Monday, July 30, 2012

Email from July 30, 2012

(I am repenting from being a slacker. Sorry everyone. - Anne)

So I'm at Aimee Marsh's house, she's a member of the branch, mother of three, this dog keeps running over and flicking this ball in into my lap, trying desperately for me to toss it. Hahaha.

It's a foggy, kinda wet day in Petersburg, we had some sun last week and it was absolutely gorgeous, I got so hot. It probably was about 75 degrees (that just COOKS YA). HAHAHA. I know in my head that that is NOT hot but it's hard to tell yourself that when you are sweating.

Mommy, what kids are you talking about? The ones that everyone seems to be fostering in the ward?

Jessica sounds so funny. I am glad she called you on the phone. I can't believe she's nine months old. That's crazy. I have been gone eight months today, is that crazy or what?

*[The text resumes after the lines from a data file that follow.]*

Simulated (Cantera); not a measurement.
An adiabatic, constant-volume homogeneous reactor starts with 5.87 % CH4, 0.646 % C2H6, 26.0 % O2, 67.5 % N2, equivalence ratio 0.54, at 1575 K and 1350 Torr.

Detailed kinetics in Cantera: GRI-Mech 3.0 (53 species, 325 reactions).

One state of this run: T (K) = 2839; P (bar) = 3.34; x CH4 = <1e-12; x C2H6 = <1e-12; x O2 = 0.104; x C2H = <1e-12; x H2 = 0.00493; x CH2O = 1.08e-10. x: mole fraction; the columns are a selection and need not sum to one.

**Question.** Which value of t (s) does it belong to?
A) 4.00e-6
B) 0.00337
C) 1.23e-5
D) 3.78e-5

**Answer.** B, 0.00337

SO PETERSBURG. I love it here. It is just so quiet and peaceful, not a single stoplight in the whole town. There is a highway called mitkoff highway that takes you outta the town, you call it going "out the road" when you drive outta town that way. There are lots of houses on mitkoff highway, you might see someone's address as 'mile 11 mitkoff highway.'

Then there is a road going out the OTHER direction, this is sandy beach, and takes us to our house. Anyway then if you keep going on sandy beach rd and turn left on this "Caution: single lane road" thing it takes out along the coast line to the um, south or north, just the other way, and it's beautiful, and we had "scout out the area" written in our planner so we drove and drove and drove and finally passed some houses, we only had a lil bit of time before dinner so we tracted one house and they told us they weren't interested and we were on private property. Sigh. Sister Pete-pete says people live out here for a reason. Sigh. We left a card with them and maybe it'll change their lives.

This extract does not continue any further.